SQL Server

Guidelines for Scaling your Reporting solution

Guidelines for Scaling your Reporting solution

Author: Basit A. Farooq

You will not always find it practical to conduct your own performance tests on a new configuration before you deploy it. When this happens, you should use monitoring to establish baseline performance measures on your existing system. You should then repeat the monitoring with the new configuration to assess the effectiveness of your scaled system.

If you identify a requirement to scale your reporting solution, you can use the following guidelines to help you to design the new system configuration.

Optimize report queries first

This is not strict guideline for scaling, but you should remember that you might waste valuable resources if you embark on scaling your reporting solution to improve report performance without first optimizing the report queries. Examples of report query include:

· Using filtering to reduce number of rows retrieved from the database. Do not retrieve data that is not used in a report.

· Processing reports from cached data or execution snapshots.

· Keeping your reports modest in size and complexity. Look for ways to break up potentially large reports into smaller chunks.

· Processing cache fills and snapshots at off-peak times when they are not in contention with on-demand report processing.

Add more memory and worker processes

Memory consumption is likely to be the first bottleneck that you can encounter in both report servers and SQL Server-based servers, and the performance of both responds well to additional memory.

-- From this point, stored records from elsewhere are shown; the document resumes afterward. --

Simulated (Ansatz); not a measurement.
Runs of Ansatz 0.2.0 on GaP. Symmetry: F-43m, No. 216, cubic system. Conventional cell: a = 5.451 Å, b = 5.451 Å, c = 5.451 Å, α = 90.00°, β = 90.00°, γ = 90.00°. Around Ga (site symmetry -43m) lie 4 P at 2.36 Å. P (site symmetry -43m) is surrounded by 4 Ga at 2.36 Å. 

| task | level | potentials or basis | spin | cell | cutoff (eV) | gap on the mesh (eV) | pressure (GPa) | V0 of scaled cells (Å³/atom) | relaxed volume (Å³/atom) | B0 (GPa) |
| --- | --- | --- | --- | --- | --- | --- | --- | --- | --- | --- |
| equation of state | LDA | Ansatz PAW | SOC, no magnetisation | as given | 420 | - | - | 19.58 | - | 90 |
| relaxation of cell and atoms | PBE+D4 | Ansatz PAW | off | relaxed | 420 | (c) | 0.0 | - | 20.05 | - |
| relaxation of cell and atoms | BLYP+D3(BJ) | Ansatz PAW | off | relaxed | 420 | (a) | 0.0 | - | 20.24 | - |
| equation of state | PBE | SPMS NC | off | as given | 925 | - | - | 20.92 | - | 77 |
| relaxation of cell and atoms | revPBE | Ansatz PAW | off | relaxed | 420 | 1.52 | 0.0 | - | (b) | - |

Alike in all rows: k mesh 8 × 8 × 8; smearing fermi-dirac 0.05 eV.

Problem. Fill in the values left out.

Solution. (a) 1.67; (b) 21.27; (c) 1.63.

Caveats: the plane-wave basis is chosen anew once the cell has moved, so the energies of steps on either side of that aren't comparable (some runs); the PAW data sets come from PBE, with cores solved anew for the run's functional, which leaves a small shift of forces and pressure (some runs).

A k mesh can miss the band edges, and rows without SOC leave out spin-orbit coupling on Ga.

If you are hosting the report server and the report catalog on the same Windows server, you should consider setting the SQL Server memory usage limit to help control competition between SQL Server and Microsoft SSRS web server for memory resources.

On a two-processor or four-processor system, you should increase the number of worker processes. On a four-processor system this has the most beneficial effect when you increase the number of worker processes from one to four, because this helps the report processes to handle larger concurrent workloads before performance degrades.

Host the report catalog on a remote server

You should move the report catalog to a remote server to create the initial configuration, which you can then scale up and scale out as necessary. This also removes competition for resources between the report server and the SQL Server-based server that is hosting the report catalog.

Create the report catalog on several files and disks

This is a SQL Server optimization technique to maximize disk I/O operations. You should create the databases for the report server catalog as several files, and if possible put the data files and log file on separate disks.

Scale out the report server

You should consider scaling out the report server in preference to scaling up. That’s because scale out causes less down time than a server upgrade; since you can prepare a new sever before you add it to your system. Scaling out also offers better availability because, if one server fails, the overall system still continues to operate. Moreover, Microsoft SSRS is specifically optimized to run on multiple servers that use inexpensive hardware in a scaled-out configuration.

Optimized snapshot storage

You should balance the resource requirements for storing, processing, and transmitting report snapshot data in your reporting solution. You should consider using snapshot compression to reduce database storage requirements if you store snapshots in the report database. You should adjust the compression configuration setting to balance saving in storage with increased processing that is required to compress and expand the data.

You should also consider using the file system storage option if you have a remote report catalog and scaled-out report servers. This eliminates both the need for database storage resources for the snapshots and the network traffic when the report server creates or retrieves a snapshot.

Consider selective processing

In addition to creating a single scaled-out report server, you might consider adding a number of independent report servers to your solution to perform some specific processing. Independent report servers share the same report catalog database, but are assigned a different Web address and port number. For example, your reporting solution can direct specific processing, such as scheduled report deliveries, to a specific independent report server, which leaves the main group of report servers free to process on-demand reports.

By dividing the processing in this way, you can isolate predictable workload from unpredictable workload and monitor the performance and resource usage of different types of workload separately. Therefore, you should also consider separating ad-hoc reporting from the rest of your reporting solution by using this kind of configuration.